Sec. 397 provides that any members of a company who complain that the affairs of a company are being conducted in a manner prejudicial to public interest or in a manner oppressive to any member or members (including any one or more of themselves) may apply to the CLB for an order under this section provided that such members have a right to apply in virtue of Section 399.  If on any application, the CLB is of the opinion-

That the company’s affairs are being conducted in a manner prejudicial to public interest or in a manner oppressive to any member or members; and

That to wind up the company would unfairly prejudice such member or members, but that otherwise the facts would justify the making of a winding up order on the ground that it was just and equitable that the company should be wound up the CLB may, with a view to an end the matters complained of, make such order as it thinks fit.

Sec. 398 provides that any members of a company who complain-

that the affairs of the company are being conducted in a manner prejudicial to the public interest or in a manner prejudicial to the interests of the company; or

that a material change (not being a change brought about by, or in the interests of, any creditors including debenture holders, or any class of shareholders, of the company) has taken place in the management or control of the company, whether by an alteration in its Board of director or manager or in the ownership of the company’s shares, or if it has no share capital, in its membership, or in many other manner whatsoever, and that by reason of such change, it is likely that the affairs of the company will be conducted in a manner prejudicial to public interest or in a manner prejudicial to the interests of the company may apply to the CLB for an order under this section, provided such members have a right to apply in virtue of Section 399.

RIGHT TO APPLY:

The following members of a company are eligible to apply before CLB under Section 397 and 398:

in the case of a company having a share capital, not less than 100 members of the company or not less than one tenth of the total number of its members, whichever is less, or any member or members holding not less than one tenth of the issued share capital of the company, provided that the applicant(s) have paid all calls and other sums due on their shares;

in the case of a company not having a share capital, not less than one fifth of the total number of its members.

CENTRAL GOVERNMENT MAY APPLY:

The Central Government may, if in its opinion circumstances exist which make it just and equitable so to do, authorize any member or members of the company to apply to the CLB under Section 397 or 398 notwithstanding that the requirements are not fulfilled. The Central Government before authorizing any member or members require such member or members to give security for such amount as the Central Government may deem reasonable, for the payment of any costs which the CLB dealing with the application may order such member or members to pay any other person or persons who are parties to the application.

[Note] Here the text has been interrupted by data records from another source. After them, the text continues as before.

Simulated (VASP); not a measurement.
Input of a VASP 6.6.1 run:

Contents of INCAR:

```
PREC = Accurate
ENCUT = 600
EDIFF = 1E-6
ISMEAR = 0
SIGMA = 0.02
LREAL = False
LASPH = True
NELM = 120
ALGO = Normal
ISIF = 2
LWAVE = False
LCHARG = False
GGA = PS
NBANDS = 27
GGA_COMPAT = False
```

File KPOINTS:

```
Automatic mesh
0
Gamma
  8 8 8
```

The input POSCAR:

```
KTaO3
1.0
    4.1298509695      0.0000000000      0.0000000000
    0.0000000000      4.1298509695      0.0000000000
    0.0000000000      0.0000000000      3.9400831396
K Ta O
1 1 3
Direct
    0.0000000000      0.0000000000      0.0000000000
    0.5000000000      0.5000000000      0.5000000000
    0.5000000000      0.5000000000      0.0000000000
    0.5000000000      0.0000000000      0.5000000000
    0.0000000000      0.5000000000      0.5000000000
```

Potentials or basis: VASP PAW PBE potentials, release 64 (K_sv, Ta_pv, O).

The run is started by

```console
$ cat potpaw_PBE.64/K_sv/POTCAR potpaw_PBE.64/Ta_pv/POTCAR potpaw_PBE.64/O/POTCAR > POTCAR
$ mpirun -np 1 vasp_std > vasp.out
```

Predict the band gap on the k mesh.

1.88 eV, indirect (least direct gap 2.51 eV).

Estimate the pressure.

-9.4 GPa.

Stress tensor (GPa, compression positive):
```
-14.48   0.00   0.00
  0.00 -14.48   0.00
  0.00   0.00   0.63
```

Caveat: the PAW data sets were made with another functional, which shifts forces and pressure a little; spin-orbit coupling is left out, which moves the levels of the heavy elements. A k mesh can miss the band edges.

The Central Government by virtue of Sec. 401 of the Act is having power to apply to the CLB itself for an order under Sec. 397 or 398 or cause an application to be made to the CLB for such an order by any person authorized by it in this behalf.

PROCEDURE TO FILE PETITION:

The petition shall be drawn in Form 1 as prescribed under Company Law Board Regulations, 1991;

The petition/application has to be drawn on substantial paper of full scape size in double space as required under regulation 11 and 16 of the Company Law Board Regulations;

Regulation 11 provides that every petition shall be written, typewritten, cyclostyled or printed neatly and legibly, on one side of the substantial paper of foolscap size of double space and separate sheets shall be stitched together and every page shall be consecutively numbered.  Numbers and dates specified in any petition shall be expressed in figures as well as in words, where the date specified therein has not been stated according to the Gregorian calendar, the corresponding date according to the Gregorian calendar shall also be specified;

Regulation 16 provides that every petition shall set forth the name of the company, with its status, date of incorporation, the address of the registered office, authorized capital, paid up capital with division of different classes of shares and terms of issue, if any, in the case of preference shares, main objects in brief, for which the company was formed, present business activities of the company and shall also set forth concisely under distinct heads the grounds for such petition and the nature of relief(s) prayed for;

Requisite fee towards a petition i.e. Rs.5,000/- and Rs.50/- towards application by way of demand draft drawn in favor of ‘Pay & Accounts Officer, Ministry of Corporate Affairs, New Delhi/Kolkatta/Mumbai/Chennai’ has to be remitted;

The following documents are also to be enclosed with the petition:

document and/or other evidence in support of the statements made in the petition, as are reasonably open to the petitioner(s);

documentary evidence in proof of the eligibility and status of the petitioner(s) with the voting power held by each of them;

where the petition is presented on behalf of the members, the letter of consent given by them;

statement of particulars showing names, addresses, number of shares held and whether all calls and other monies due on shares have been paid in respect of members who have given consent to the petition being presented on their behalf;

whether the petition is presented by any member or members authorized by the Central Government under Section 399(4), the order of the Central Government authorizing such member or members to present the petition;

affidavit verifying the petition drawn on non judicial stamp paper of requisite value duly attested by Notary Public/Oath Commissioner in accordance with regulation 14(8) and (9) of the Company Law Board Regulation, 1991;

bank draft evidencing payment of application fee;

where the petition is filed by the authorized representative, Memorandum of appearance is to be appended and in case of an Advocate, a duly executed Vakalatnama should be filed;

The petition has to be served on the concerned Registrar of Companies and Regional Director, Ministry of Corporate Affairs and on all the respondents and evidence of service be produced;

The petition along with annexures duly paginated and serially numbered with proper index and required to be bound properly in the paper book.

ORDER BY CLB:

If the Managing Director or any other director or the manager of a company, or any other person, who has not been impleaded as a respondent to any application under Section 397 or 398 applies to be added as a respondent thereto, the CLB shall, if it is satisfied that there is sufficient cause for doing so, direct that he may be added as a respondent accordingly.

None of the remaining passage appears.